I was finally convinced to put my smaller tables into one large one, but exactly how big is too big for a MySQL table?
I have a table with 18 fields. Some are
TEXT, some are short
VARCHAR(16), others longer
Right now we get about 200,000 rows a day, which would be 6 million+ a month. How big is too big? Does it matter how many fields you have, or just rows?
There’s not a great general solution to the question “How big is too big” – such concerns are frequently dependent on what you’re doing with your data and what your performance considerations are.
There are some fundamental limits on table sizes. You can’t have more than 1000 columns. Your records can’t be bigger than 8k each. These limits change depending on database engine. (The ones here are for InnoDB.)
It sounds like you’ve merged several different data sets into one table. You probably have some fields that tell you what data set this record pertains to, along with some data fields, and some timestamp information. That’s not a very wide record (unless you’re logging, say, all the input parameters of each request.) Your main problem will be with selectivity. Indexing this table in a meaningful way will be a challenge. If your common fields can be selective enough that you can use them to get to the records you want without consulting the table, that will be a huge plus. (Cf. table scan)
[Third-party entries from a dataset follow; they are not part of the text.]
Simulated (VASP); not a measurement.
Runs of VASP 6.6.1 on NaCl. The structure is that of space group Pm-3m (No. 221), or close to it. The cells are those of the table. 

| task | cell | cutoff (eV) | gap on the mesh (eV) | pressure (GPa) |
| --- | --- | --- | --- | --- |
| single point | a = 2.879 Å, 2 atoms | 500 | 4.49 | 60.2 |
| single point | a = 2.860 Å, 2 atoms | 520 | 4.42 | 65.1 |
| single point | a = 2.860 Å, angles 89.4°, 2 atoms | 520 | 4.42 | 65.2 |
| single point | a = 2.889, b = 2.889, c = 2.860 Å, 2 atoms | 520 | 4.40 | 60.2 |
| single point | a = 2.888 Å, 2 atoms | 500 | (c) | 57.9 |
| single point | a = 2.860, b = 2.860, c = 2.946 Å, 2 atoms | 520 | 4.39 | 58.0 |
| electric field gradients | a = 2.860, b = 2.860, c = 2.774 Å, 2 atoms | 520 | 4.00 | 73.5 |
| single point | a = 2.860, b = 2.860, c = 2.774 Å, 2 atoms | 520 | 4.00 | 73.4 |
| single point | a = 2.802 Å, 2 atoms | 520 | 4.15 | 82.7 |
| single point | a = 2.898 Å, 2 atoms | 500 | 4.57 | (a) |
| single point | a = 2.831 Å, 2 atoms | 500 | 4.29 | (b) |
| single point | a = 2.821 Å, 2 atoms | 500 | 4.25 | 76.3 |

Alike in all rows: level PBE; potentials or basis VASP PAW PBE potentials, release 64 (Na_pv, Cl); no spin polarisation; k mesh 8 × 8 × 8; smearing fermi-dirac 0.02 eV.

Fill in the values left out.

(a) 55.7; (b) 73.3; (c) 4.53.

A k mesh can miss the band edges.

For that many records per day (basically, two a second all day, and I’m presuming you have a peak-load period where it’s much higher), you’ll also want to make sure that you specifically look at optimizations on improving insertion speed. As a general rule, more indexes = slower insertions. If you can, consider archiving off outdated records to another table entirely. In prior workplaces, we’ve used an archival strategy of Last Month, Prior Three Months, Prior Six Months, each in separate tables. Another idea is to delete older records. Many environments simply don’t need information beyond a certain date. Hanging on to logging records from three months ago is often overly expensive.
Finally, don’t neglect the physical storage of your table. The thinner your records are, the less physical IO needs to occur to read (or for that matter, to insert) a record. You can store your indexes on a separate physical hard drive. If there’s a lot of redundant data in your records storing the table compressed might actually be a speed increase. If you have a little cash to burn, consider the value of a good RAID array for striping your data.
So, to answer your basic question: it’s a lot of records, but with a careful eye towards tuning, it won’t be a problem.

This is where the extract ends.